The World Behind the World

Hades and Persephone by Sandara
Hades and Persephone by Sandara

“Personal transformation can and does have global effects. As we go, so goes the world, for the world is us. The revolution that will save the world is ultimately a personal one.” ~ Marianne Williamson

The veil between life and death is especially thin at this time of year.

Shedding one skin to reveal another.

Fall is the time when we travel into darkness. In Greek mythology, this time of year is represented by Persephone’s kidnapping to the underworld. An example of the perfect maiden, she is stolen by Hades — the god of the underworld — and taken to be his queen. Light is non-existent. Crops wither and die.

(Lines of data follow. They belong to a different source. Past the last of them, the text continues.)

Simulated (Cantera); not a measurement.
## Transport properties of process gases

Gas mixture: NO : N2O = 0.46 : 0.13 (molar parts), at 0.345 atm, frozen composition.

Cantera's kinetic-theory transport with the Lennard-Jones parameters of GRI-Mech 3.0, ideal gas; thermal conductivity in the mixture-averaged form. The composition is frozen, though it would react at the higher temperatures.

Demeter — Persephone’s mother — is beside herself with grief. She’s responsible for the fecundity and fertility of the planet. She stops doing her job, obsessed by her quest to find her missing daughter. As a result, the world plunges into darkness and starvation.

Eventually, Demeter is told where Persephone’s been taken, and seeks to get her returned to her family. Hades — ever the trickster — promises to return her, but only if she’s eaten no food while she was secreted away. He tricks Persephone into taking a pomegranate seed into her mouth, and some of its juice passes her lips. Because of his duplicity, she cannot leave the underworld permanently. Hades uses this to ensure her return to the underworld every fall. She is released for half the year (spring and summer) and in bondage with him for half the year (fall and winter).

“What the myth found is a double existence between the upper world and the underworld: a dimension of death is introduced into life, and a dimension of life is introduced into death.” ― Walter Burkert, Greek Religion

In a society that is largely disconnected from ritual and symbolism, we tend not to think about preparing ourselves spiritually for handling our own dance with darkness. We might not see the valuable lesson embedded in this myth regarding the balance of life and death, light and darkness, but we should.

Everything is not as it seems.

What I love about this myth is the sense that growth is happening even during times when everything feels dead. The frozen ground may seem fallow, but rain, snow, and the passage of time, work to enliven the soil, so that when it’s time to turn it in the Spring, it is rich, moist, and fecund. Demeter cannot make things grow in soil that never rests. We cannot continue to advance if we never take any down time. This tale speaks directly to our very real need for balance.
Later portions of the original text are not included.